I got an email today to one of companies house related emails from a company called Acquirz Ltd, saying this:
Personal Information Notice
You are receiving this email as we believe it may be relevant to you in your professional role and we believe your business will benefit.
Your business and personal contact data has been collected from publicly available records such as websites and government records and combined with data from third-party data providers and is being processed on the basis of Acquirz’s legitimate interests and those of our data partners and customers.
These interests include our direct marketing and sharing your data with our data partners and selling it to our customers for their business marketing campaigns to reach business professionals like you.
You can read more about these interests and how you can exercise your rights in our Privacy Notice.
If you would like to opt out, please unsubscribe using the link below.
Click here to unsubscribe
Kind regards
Acquirz LtdCopyright © 2023 Acquirz Ltd | Company Registration Number: 12199595
1 Rockfield Business Park, Old Station Drive, Cheltenham, Gloucestershire, GL53 0AN
I looked them up, its UK company, matches the company reg numebr up there.
There is an opportunity to opt out, but I thought this kind of auto opt in unless you opt out was now illegal under GDPR?
It went to spam, I could have ignored it and suddenly I am enrolled on a data list being sold all over.
I am merely navel gazing here and I think it is all too late but it has pissed me off...
Opt out and request them to delete your data "Rights of the data subject"
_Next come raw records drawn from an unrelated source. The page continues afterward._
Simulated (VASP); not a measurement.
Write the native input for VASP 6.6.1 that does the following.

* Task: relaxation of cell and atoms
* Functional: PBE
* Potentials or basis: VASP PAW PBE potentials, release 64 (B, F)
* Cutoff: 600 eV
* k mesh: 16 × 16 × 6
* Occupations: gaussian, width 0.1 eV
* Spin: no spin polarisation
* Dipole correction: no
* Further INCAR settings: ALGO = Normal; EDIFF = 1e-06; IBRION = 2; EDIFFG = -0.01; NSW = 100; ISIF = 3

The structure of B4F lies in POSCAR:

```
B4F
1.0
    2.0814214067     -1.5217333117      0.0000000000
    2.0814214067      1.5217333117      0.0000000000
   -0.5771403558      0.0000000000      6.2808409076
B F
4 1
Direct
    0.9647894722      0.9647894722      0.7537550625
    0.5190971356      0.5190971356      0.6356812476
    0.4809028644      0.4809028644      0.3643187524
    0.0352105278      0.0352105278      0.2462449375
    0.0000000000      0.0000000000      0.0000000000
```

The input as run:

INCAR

There are several lawful bases for data processing under GDPR. For email marketing the most widely used one is consent but the wording of that email suggests that they are trying to justify the processing under the basis of legitimate interest. They should have two documents to support that (LIA and DPIA) but they don't have any obligation to share those with you. They do seem to be claiming that they can over-ride some of the key principles of GDPR on this basis and I'd love to see how their DPO is justifying that, but if you're concerned then first of all raise a complaint with their DPO and then if you don't get any resolution you can raise it with the ICO. Or just unsubscribe, invoke your right to be forgotten (which won't remove all of your data as they have to remember to forget you), and move on. If the email address they've used can only have come from one source you can also follow up with that source as you will have agreed to some data protection statement when you provided that email and the wording of that should clearly state what they will and won't do with the data you've provided. If it doesn't say they will share it with Acquirz Ltd (specifically named, not 'specially selected partners' cos that won't really wash any more) then they have breached data protection regs and you can raise it with them too - though if it was companies house it may be published on their website so anyone can grab it from there, but once again we come back to why Acquirz would believe they have a legitimate interest to send unsolicited emails to an address they found on line.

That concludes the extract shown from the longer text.